Node Classification with Graph Neural Networks
In this tutorial, we will be learning how to use Graph Neural Networks (GNNs) for node classification. Given the ground-truth labels of only a small subset of nodes, and want to infer the labels for all the remaining nodes (transductive learning).
Import
Let us start off by importing some libraries. We will be using Flux.jl and GraphNeuralNetworks.jl
for our tutorial.
begin
using MLDatasets
using GraphNeuralNetworks
using Flux
using Flux: onecold, onehotbatch, logitcrossentropy
using Plots
using PlutoUI
using TSne
using Random
using Statistics
ENV["DATADEPS_ALWAYS_ACCEPT"] = "true"
Random.seed!(17) # for reproducibility
end;
Visualize
We want to visualize the the outputs of the results using t-distributed stochastic neighbor embedding (tsne) to embed our output embeddings onto a 2D plane.
function visualize_tsne(out, targets)
z = tsne(out, 2)
scatter(z[:, 1], z[:, 2], color = Int.(targets[1:size(z, 1)]), leg = false)
end
visualize_tsne (generic function with 1 method)
Dataset: Cora
For our tutorial, we will be using the Cora
dataset. Cora
is a citation network of 2708 documents classified into one of seven classes and 5429 links. Each node represent articles/documents and the edges between these nodes if one of them cite each other.
Each publication in the dataset is described by a 0/1-valued word vector indicating the absence/presence of the corresponding word from the dictionary. The dictionary consists of 1433 unique words.
This dataset was first introduced by Yang et al. (2016) as one of the datasets of the Planetoid
benchmark suite. We will be using MLDatasets.jl for an easy access to this dataset.
dataset = Cora()
dataset Cora: metadata => Dict{String, Any} with 3 entries graphs => 1-element Vector{MLDatasets.Graph}
Datasets in MLDatasets.jl have metadata
containing information about the dataset itself.
dataset.metadata
Dict{String, Any} with 3 entries: "name" => "cora" "classes" => [1, 2, 3, 4, 5, 6, 7] "num_classes" => 7
The graphs
variable GraphDataset contains the graph. The Cora
dataset contains only 1 graph.
dataset.graphs
1-element Vector{MLDatasets.Graph}: Graph(2708, 10556)
There is only one graph of the dataset. The node_data
contains features
indicating if certain words are present or not and targets
indicating the class for each document. We convert the single-graph dataset to a GNNGraph
.
g = mldataset2gnngraph(dataset)
GNNGraph: num_nodes: 2708 num_edges: 10556 ndata: val_mask = 2708-element BitVector targets = 2708-element Vector{Int64} test_mask = 2708-element BitVector features = 1433×2708 Matrix{Float32} train_mask = 2708-element BitVector
with_terminal() do
# Gather some statistics about the graph.

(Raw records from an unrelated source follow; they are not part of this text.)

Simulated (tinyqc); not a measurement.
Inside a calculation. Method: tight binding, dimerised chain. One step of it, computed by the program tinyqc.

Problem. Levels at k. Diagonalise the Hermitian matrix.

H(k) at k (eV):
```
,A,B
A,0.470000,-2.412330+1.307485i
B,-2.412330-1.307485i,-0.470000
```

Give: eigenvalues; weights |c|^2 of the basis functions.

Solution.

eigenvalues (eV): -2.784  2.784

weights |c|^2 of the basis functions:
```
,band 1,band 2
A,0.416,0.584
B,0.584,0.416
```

println("Number of nodes: $(g.num_nodes)")
println("Number of edges: $(g.num_edges)")
println("Average node degree: $(g.num_edges / g.num_nodes)")
println("Number of training nodes: $(sum(g.ndata.train_mask))")
println("Training node label rate: $(mean(g.ndata.train_mask))")
# println("Has isolated nodes: $(has_isolated_nodes(g))")
println("Has self-loops: $(has_self_loops(g))")
println("Is undirected: $(is_bidirected(g))")
end
Number of nodes: 2708 Number of edges: 10556 Average node degree: 3.8980797636632203 Number of training nodes: 140 Training node label rate: 0.051698670605613 Has self-loops: false Is undirected: true
Overall, this dataset is quite similar to the previously used KarateClub
network. We can see that the Cora
network holds 2,708 nodes and 10,556 edges, resulting in an average node degree of 3.9. For training this dataset, we are given the ground-truth categories of 140 nodes (20 for each class). This results in a training node label rate of only 5%.
We can further see that this network is undirected, and that there exists no isolated nodes (each document has at least one citation).
begin
x = g.ndata.features
# we onehot encode both the node labels (what we want to predict):
y = onehotbatch(g.ndata.targets, 1:7)
train_mask = g.ndata.train_mask
num_features = size(x)[1]
hidden_channels = 16
num_classes = dataset.metadata["num_classes"]
end;
Multi-layer Perception Network (MLP)
In theory, we should be able to infer the category of a document solely based on its content, i.e. its bag-of-words feature representation, without taking any relational information into account.
Let's verify that by constructing a simple MLP that solely operates on input node features (using shared weights across all nodes):
begin
struct MLP
layers::NamedTuple
end
Flux.@layer :expand MLP
function MLP(num_features, num_classes, hidden_channels; drop_rate = 0.5)
layers = (hidden = Dense(num_features => hidden_channels),
drop = Dropout(drop_rate),
classifier = Dense(hidden_channels => num_classes))
return MLP(layers)
end
function (model::MLP)(x::AbstractMatrix)
l = model.layers
x = l.hidden(x)
x = relu(x)
x = l.drop(x)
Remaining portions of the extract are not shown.